The Welshman says he's pleased with how he performed after Sky's disastrous opening stage
Geraint Thomas woke up this morning along Italy’s east coast and realised that he could have been racing for the Tirreno-Adriatico win had Team Sky’s team time trial not gone pear-shaped one week ago.
The Welshman continued regardless.
Had Sky not lost 1-22 minutes with its wheel problems in stage one, he would have had enough to take home the leader’s blue jersey.
“It’s frustrating,” Thomas told Cycling Weekly in the last rays of the Italian sun before catching a lift home.
“It hit me waking up this morning, the realisation that I could’ve been up for the win today.
“Obviously, the race might have been different had I been closer, but I’m pretty confident that that I could’ve stayed where I was behind Nairo in the mountains going into today and then I would’ve been going for the win.”
Thomas blasted away solo in stage two and gained 19 seconds on the Colombian.
In stage four up Monte Terminillo, he traded punches with Quintana.
Quintana delivered the decider, but Thomas held on for second place, losing 22 seconds. Today, he gained enough to win the overall had all things been equal in the opening team time trial.

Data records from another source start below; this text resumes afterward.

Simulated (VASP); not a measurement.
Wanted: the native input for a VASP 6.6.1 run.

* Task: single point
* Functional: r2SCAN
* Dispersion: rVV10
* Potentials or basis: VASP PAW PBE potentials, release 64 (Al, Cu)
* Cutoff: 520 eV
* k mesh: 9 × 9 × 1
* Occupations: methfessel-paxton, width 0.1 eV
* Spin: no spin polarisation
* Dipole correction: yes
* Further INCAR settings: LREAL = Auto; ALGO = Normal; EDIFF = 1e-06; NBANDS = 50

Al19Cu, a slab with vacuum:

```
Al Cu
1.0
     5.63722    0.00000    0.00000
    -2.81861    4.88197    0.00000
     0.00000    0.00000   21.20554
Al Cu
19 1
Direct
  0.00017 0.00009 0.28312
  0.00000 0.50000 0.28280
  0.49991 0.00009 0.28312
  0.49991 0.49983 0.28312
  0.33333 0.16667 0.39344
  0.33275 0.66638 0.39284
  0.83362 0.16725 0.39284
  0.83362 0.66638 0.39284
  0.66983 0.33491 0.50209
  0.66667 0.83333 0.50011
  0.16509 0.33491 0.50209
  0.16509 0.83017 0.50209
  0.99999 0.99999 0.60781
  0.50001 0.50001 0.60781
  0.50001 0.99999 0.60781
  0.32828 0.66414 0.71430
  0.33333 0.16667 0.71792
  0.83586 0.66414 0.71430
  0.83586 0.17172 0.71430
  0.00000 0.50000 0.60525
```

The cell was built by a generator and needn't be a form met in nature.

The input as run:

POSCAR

It remains unclear what happened on day one on Tuscany’s coast. Shimano has yet to clarify why Gianni Moscon’s wheel exploded and why both Mikel Landa and Diego Rosa also had problems.
“We are not going to use those wheels any more,” Thomas said when asked what he learned from that day. “I think they have taken that batch back.”
Thomas is aiming to win the Giro d’Italia against 2014 winner Quintana and a list of star competitors, many of whom raced in Tirreno-Adriatico this week.
He will start in the Volta a Catalunya with Froome and Landa later this month and then take a break to reset before the Giro. Quintana is flying home to Colombia tomorrow to rest and to begin his final Giro preparations.
“He can go uphill pretty quickly!” Thomas said looking over in the distance where team Movistar dismantled its temporary camp next to the boat docks.
“When he kicks on a climb, he goes. He’s got that punch. Come the Giro, I think we’d ride a bit differently.
“That stage on Terminillo, I think we sort of… Everyone [in Sky] had a bit of a chance because no-one was on GC, and we gave everyone a chance to race it to see how they wanted to.
“If I was the leader going into that last week, then I think we’d race it a bit differently.
Thomas should co-lead the Giro team with Landa, who placed third in the Giro before signing with Team Sky for 2016.
Watch: Geraint Thomas win Tirreno-Adriatico stage two
Last year, Landa led Sky into the Giro but had to abandon mid-race due to stomach problems.
“It’s encouraging to be close to Nairo and to be in front of the others at the moment, but it’s a long way to the Giro, and especially into that last week of the Giro,” added Thomas.
“I just need to remember that he is one of the best climbers in the world, if not the best climber, so… I think I’d be a bit more conservative, just try to time trial it up and pay to my strengths rather than jumping around for six K isn’t necessarily the best for me.”
Thomas had planned to see Blockhaus nearby, a summit finish he will face in the first week of the Giro, before leaving San Benedetto del Tronto, but Sky called off the reconnaissance trip due to bad weather.
However, he already saw the 39.2-kilometre time trial through central Italy’s Umbria region before Tirreno-Adriatico.
The big mountain stages in the north – stages to Ortisei, Piancavallo, Asiago – he will preview around the Tour of the Alps, formally the Giro del Trentino, in late April.